# Assessed Exercise for Deep Learning (M)

This exercise must be submitted as a colab notebook. Deadline  Tuesday the 10th of March, 11:00am.





You will create a classifier and test it on a collection of images for a new task. While you are welcome to build a full network from scratch, most of you will not have sufficient access to the data and compuational power required, so you are welcome to provide a solution based on transfer learning from a pre-trained network, adapted to your new task. 

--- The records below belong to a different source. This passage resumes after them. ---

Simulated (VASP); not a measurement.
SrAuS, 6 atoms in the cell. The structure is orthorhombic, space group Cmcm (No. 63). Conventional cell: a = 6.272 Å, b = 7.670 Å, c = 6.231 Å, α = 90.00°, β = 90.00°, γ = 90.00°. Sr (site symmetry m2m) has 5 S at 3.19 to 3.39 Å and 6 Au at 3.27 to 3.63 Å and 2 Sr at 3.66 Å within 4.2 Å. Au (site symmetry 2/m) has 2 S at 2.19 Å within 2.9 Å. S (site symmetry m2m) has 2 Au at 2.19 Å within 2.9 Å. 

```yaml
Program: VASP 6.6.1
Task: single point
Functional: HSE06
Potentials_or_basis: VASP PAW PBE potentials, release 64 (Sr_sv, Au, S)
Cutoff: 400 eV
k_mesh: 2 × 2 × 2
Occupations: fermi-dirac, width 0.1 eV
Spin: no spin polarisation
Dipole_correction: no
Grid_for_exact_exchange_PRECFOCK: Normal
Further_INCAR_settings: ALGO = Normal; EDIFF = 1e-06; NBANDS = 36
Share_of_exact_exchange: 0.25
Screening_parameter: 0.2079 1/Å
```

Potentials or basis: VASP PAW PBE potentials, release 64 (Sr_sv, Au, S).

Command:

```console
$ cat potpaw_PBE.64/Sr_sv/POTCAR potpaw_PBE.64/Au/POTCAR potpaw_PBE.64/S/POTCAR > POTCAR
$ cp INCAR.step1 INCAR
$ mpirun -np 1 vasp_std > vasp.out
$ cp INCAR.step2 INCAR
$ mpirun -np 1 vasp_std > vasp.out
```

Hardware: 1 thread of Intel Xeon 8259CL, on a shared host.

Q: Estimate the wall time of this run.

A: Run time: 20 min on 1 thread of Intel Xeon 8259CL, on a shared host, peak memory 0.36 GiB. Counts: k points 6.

PyTorch has a range of pre-trained models ready to use which can be accessed from https://pytorch.org/docs/stable/torchvision/models.html and information about the pre-trained versions is available at https://pytorch.org/docs/stable/hub.html#loading-models-from-hub You can pass the parameter `pretrained=True` when setting up the model to include a pre-trained element. This includes popular models such as `vgg16` and `inception` and `resnext50_32x4d`

A tutorial on fine-tuning pre-trained networks in PyTorch is available https://pytorch.org/tutorials/beginner/finetuning_torchvision_models_tutorial.html and this gives you a good potential structure for the task. General notes on transfer learning: https://cs231n.github.io/transfer-learning/ 

If you use the pretrained model, a good way to start is by freezing all layers up to the last layer before the output. Adapt the output layer to fit your classification problem. You might then unfreeze some earlier layers for further fine tuning.

You will need to create a training set (at least 100 images per class, potentially classifying e.g type of location, activity. If you are training a full network from scratch you would need orders of magnitude more, but this will work for transfer learning on an existing network). It might be sensible to start off testing and demonstrating your approach by using an existing dataset e.g. 
the [flowers one](http://www.robots.ox.ac.uk/~vgg/data/flowers/102/). You can find other interesting datasets at:
*   [Google's dataset search tool](https://datasetsearch.research.google.com/)
*   [http://deeplearning.net/datasets](http://deeplearning.net/datasets/)  
*   [UCI ML collection](https://archive.ics.uci.edu/ml/datasets.html)
*   [https://www.visualdata.io](https://www.visualdata.io)
*   [https://ai.google/tools/datasets](https://ai.google/tools/datasets/ )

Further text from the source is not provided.